I think if we cached session tokens, which it definitely seems like we should be doing, it might make this issue go away. Thoughts on what it would take to start doing that @saneshark ?

ayaleloehr commented 8 years ago

I'm struggling to replicate this with curl unfortunately, so it's possible my logic above isn't actually correct about the invalid session tokens (especially because those should return a 109, not 900 error).

BUT, I still think this is a race condition we're causing on our side, AND we should be caching session tokens and checking to see if they exist in Redis before calling to get a new one anyways so I think we should implement that as soon as we can to see if it fixes this problem.

Final thought is that caching session tokens should reduce query time greatly. Right now we do 2 round trips to MHV for every API call (get session token and then making the real call). Reducing this to 1 round trip in the average case (we will usually have a cached token) will mean query times drop in half, which would be huge! And the MHV team has also asked us to cache tokens so we don't overload their system, so that's a final reason we need to do so. :)

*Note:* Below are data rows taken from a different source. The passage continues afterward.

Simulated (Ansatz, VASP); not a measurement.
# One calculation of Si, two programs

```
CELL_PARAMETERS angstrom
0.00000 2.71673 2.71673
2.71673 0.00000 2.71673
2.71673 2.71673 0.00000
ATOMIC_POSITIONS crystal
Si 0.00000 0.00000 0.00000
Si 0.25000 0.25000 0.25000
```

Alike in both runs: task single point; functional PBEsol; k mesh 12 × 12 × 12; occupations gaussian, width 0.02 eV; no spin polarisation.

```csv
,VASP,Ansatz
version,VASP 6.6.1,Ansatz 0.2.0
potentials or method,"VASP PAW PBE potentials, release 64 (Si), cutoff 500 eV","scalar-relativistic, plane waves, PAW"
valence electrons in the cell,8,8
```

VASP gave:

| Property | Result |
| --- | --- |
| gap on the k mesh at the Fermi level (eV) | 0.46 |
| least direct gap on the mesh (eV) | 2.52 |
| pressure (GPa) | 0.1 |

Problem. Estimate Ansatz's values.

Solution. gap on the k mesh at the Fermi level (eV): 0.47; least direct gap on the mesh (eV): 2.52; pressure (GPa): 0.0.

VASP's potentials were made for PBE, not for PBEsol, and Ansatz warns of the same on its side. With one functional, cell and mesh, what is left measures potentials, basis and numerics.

ayaleloehr commented 8 years ago

Found error in our logs:

ERROR -- : /srv/platform-api/src/lib/sm/client.rb:71:in `process_response_or_error'
/srv/platform-api/src/lib/sm/client.rb:56:in `perform'
/srv/platform-api/src/lib/sm/api/sessions.rb:6:in `get_session'
/srv/platform-api/src/lib/sm/client.rb:47:in `authenticate'
/srv/platform-api/src/app/controllers/sm_controller.rb:20:in `authenticate_client'
/srv/platform-api/src/vendor/bundle/ruby/2.3.0/gems/activesupport-4.2.7.1/lib/active_support/callbacks.rb:432:in `block in make_lambda'
saneshark commented 8 years ago

I have a theory as to what might have caused this. Previously for messages belonging a folder we were making two requests in rapid succession. One to fetch a folder's attributes to get the total message count, and second to iterate through the pages if count is > 250 (the maximum returned in a single request).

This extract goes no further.